Strangely Consistent

Theory, practice, and languages, braided together

November 10 2010 — why don't you bottom-up?

3 years ago today at the Ibero-American Summit, the Spanish king told the Venezuelan president to shut up. Ok, this takes some explaining.

At the meeting on 10 November 2007, Chávez repeatedly interrupted the speech of the Spanish Prime Minister, José Luis Rodríguez Zapatero, to call the Prime Minister's predecessor, José María Aznar, a "fascist" and "less human than snakes," [...] Although organizers switched off Chávez's microphone, he continued to interrupt as Zapatero defended the former Spanish Prime Minister. King Juan Carlos I leaned forward, turned towards Chávez, and said "¿Por qué no te callas?" ("Why don't you shut up?")

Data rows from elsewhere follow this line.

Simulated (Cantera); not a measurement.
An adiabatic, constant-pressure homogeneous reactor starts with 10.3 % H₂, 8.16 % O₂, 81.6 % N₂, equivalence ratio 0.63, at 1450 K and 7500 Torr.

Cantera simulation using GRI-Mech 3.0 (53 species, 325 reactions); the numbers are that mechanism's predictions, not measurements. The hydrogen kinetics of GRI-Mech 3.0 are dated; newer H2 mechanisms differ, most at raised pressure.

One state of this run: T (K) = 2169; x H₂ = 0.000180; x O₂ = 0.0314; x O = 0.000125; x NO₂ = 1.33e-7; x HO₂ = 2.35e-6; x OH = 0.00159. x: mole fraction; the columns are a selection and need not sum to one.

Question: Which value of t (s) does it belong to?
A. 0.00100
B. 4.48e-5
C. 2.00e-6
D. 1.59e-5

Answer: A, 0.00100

Of course, it's almost a diplomatic incident when one head of state asks another, in front of cameras and everything, to shut up. Even if the one getting rebuked is acting like a spoiled brat.

It was noted that he addressed Chávez using the familiar form of "you," which in Spanish is usually reserved either for close friends, family, or children--and that Juan Carlos I was addressing his fellow head of state Chávez as if he were an insolent child.

As a phrase, "¿Por qué no te callas?" gained a bit of a following.

The phrase became an overnight sensation, gaining cult status as a mobile-phone ringtone, spawning a domain name, a contest, T-shirt sales, and YouTube videos. [...] Entrepreneurs in Florida and Texas put the slogan on T-shirts, and marketed them on eBay and elsewhere; the phrase has become a greeting among Venezuelan expats in Miami and Spain and a slogan for Chávez opponents. In Spain an estimated 500,000 people have downloaded the phrase as a ringtone, generating €1.5 million (US$2 million) in sales.

Here's a video of the event itself. Here's BBC News' take on it. And here's Know Your Meme's.

Today I meant to dig into the book and give it a good read-through, taking notes. I had it open in one of my browsers, and everything. Everything was just right. Conditions were perfect.

But then I managed to distract myself. patrickas++ showed up with an enthralling piece of SIC that he had hand-translated from a short piece of Perl 6 I had mentioned the other week. The Perl 6 is an example of closures, something that Yapsi doesn't implement fully yet.

We both tried running the SIC code (bypassing the compiler). It worked! I guess this surprised us both. That means Yapsi has the requisite support for basic closures, it's just that the compiler can't generate the SIC that the runtime already runs fine.

So why not just add the functionality to the compiler? Ah, but there's the rub. And that's where the rest of my time tonight went.

Yapsi has gone through one rewrite already. The first version of the compiler used multimethod dispatch to traverse the parse tree top-down and generate the SIC. Result: lots of small methods, all unaware of each other.

The rewrite went in the other direction: it separates the traversal logic into subs (traverse-top-down and traverse-bottom-up), and then does all the specific SIC generation in callbacks to those subs. Result: one big callback with a long if ... elsif ... else comb.

The new code looks scarier and messier than the old code, but it's also more expressive and, in a way, more self-aware. It brought Yapsi further than the old code would. That said, I don't much like the way it looks, and I hope that the compactness and obscurity it currently embodies is a passing phase.

Anyway — and this is why it's not trivial to add closures — there are recursive traversal calls inside the big callback, and those calls carry a @skip argument, telling the traversal logic which nodes to ignore. Among those nodes are block nodes (probably because nested blocks would otherwise end up in each other's generated code). But this blanket ignoring is unfortunate when we start wanting to pay attention to closures in the code.

...something like that. It's not all clear to me yet. I'm hoping that by cramming all of the gory details into my head and then going to sleep, I might wake up tomorrow with a nice solution in my head. Preferably neatly indented.